The Idaho congressional race that had been defying national trends seems to be finally conforming. A new Mason-Dixon poll sponsored by seven Idaho newspapers shows conservative Republican challenger Raul Labrador pulling into a statistical dead heat with incumbent Blue Dog Democrat Walt Minnick. The poll has Minnick leading Labrador 44 to 41 percent, a seven point tightening
since the last Mason-Dixon survey in mid-September.
The poll spells out explicitly what many insiders have been saying about this race for months -- regardless of Minnick's wide leads in fundraising and name recognition, the freshman Democrat is an endangered incumbent in one of the most conservative districts in the country.
"It didn't surprise me," said Stephen Shaw, professor of political science at Northwest Nazarene University in Nampa, Idaho.
The Minnick campaign sounded an unfazed note. "We knew it was always going to be tight and always going to be close," said campaign spokesman John Foster. But Foster remained upbeat and added that, despite the many factors working against Minnick, Labrador has peaked at 41 percent.
"In one of the most Republican-favored elections in U.S. history, in one of the most Republican districts in the country, Labrador is still having a hard time pulling Republican support," Foster said.
As a state legislator, Labrador has been a staunch social, fiscal and governmental conservative. In March, he was instrumental
in blocking a law to ban texting-while-driving, calling it "feel-good legislation." Currently, 30 states have laws that ban text messaging while driving.
For Labrador, the poll provides the momentum for a possible fourth-quarter comeback. On Tuesday, Real Clear Politics reassessed Idaho's 1st Congressional District as a "toss-up
." Labrador is staying consistent on a message that ties Minnick to the liberal spending policies of the recent Congress.
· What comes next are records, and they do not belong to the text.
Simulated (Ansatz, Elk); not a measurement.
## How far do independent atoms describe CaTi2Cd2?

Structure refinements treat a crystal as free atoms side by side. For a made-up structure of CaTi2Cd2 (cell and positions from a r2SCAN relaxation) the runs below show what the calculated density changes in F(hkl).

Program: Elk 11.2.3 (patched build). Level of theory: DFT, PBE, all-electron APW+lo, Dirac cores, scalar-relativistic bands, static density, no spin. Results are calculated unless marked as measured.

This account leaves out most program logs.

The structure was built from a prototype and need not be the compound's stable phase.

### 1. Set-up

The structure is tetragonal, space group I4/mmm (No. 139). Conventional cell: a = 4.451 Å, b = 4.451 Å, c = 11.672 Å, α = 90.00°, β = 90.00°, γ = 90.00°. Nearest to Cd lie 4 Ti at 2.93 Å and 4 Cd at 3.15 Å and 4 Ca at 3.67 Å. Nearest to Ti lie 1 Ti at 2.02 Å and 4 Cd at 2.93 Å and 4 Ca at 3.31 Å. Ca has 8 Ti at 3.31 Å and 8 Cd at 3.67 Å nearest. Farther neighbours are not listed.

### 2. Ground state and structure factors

"Idaho voters are hurting right now because of the policies of Walt Minnick and Nancy Pelosi. They have run our economy into the ditch and voters are saying enough is enough," Labrador said in a written statement.
Shaw attributed the narrowing gap, in part, to mob psychology. The media has cemented the idea that the Republicans will take over the House, Shaw said, and "some of that psychological shift is bleeding over into this race, giving Labrador some momentum."
Labrador's good news had to vie for attention Tuesday with another advertising controversy, the second in a row
for the Republican challenger. A television ad paid for by SuperPAC of America (run by GOP consultant and former adviser to President Bill Clinton, Dick Morris) attacked Minnick for voting for the American Recovery and Reinvestment Act (aka the stimulus). In fact, Minnick was one of just 11 Democrats to vote against the bill.
The Minnick campaign cried foul.
"It's disappointing that Labrador and his allies have realized that the only way they can win is to lie and cheat," Foster said. By Tuesday afternoon, both the NBC and ABC affiliates in Boise had pulled the ad from the air (it disappeared from YouTube as well).
With less than a week remaining, the outcome of this race will likely hinge on each campaign's voter mobilization effort. Foster claims that Minnick is running "the largest field program in Idaho Democratic Party history." Labrador is boasting that with "over 1,300 volunteers the campaign has knocked on thousands of doors and has made over 150,000 telephone calls to registered voters in the district."
The two candidates will meet for a final public forum in Boise on Thursday.